# Datamsk EMR launch 

*Deploy datamask-pyutil using EMR launch*

This project is a CDK stack to orchestrate the data-masking-framework. 

![](datamask-emr-stack.png)

- [AWS Step functions](https://aws.amazon.com/step-functions): orchestrate the data pipeline
- [AWS Lambdas](https://aws.amazon.com/lambda): parse and process the S3 events
- [Amazon SQS](https://aws.amazon.com/sqs/): get the income events from  S3. 
- [Amazon SNS](https://aws.amazon.com/sns/): notify error or success 
- [Amazon EMR](https://aws.amazon.com/emr/): process the masking with Apache Spark
- [Amazon Dynamodb](https://aws.amazon.com/dynamodb/): store the history of processing.  
- [Amazon S3](https://aws.amazon.com/s3/):  store the income files, output files and parameters.

Deploy datamask-pyutil to run with pyspark in a S3 bucket.

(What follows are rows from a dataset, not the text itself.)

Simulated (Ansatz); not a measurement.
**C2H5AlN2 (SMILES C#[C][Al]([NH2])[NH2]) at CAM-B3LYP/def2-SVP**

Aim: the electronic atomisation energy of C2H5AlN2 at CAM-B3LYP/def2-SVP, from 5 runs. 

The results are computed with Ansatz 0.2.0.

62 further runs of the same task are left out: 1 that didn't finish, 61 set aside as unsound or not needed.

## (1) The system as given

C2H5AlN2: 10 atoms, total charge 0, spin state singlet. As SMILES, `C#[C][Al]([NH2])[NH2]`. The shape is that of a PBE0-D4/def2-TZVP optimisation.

- PREFIX: prefix name all the resources created.
- ENV: Define the environment, dev, prod or uat.
- ARTF_PARAM_FILE: The filename to the json parameter file.
- VPC: VPC id to create the EMR cluster
- SUBNET: Subnet id to create the EMR cluster
- AZ: Sybnet AZ id

The deploy.sh script get the version from the [emr-launch](https://github.com/awslabs/aws-emr-launch), python package that helps create the EMR cluster, and deploy the CDK dtamask-launch.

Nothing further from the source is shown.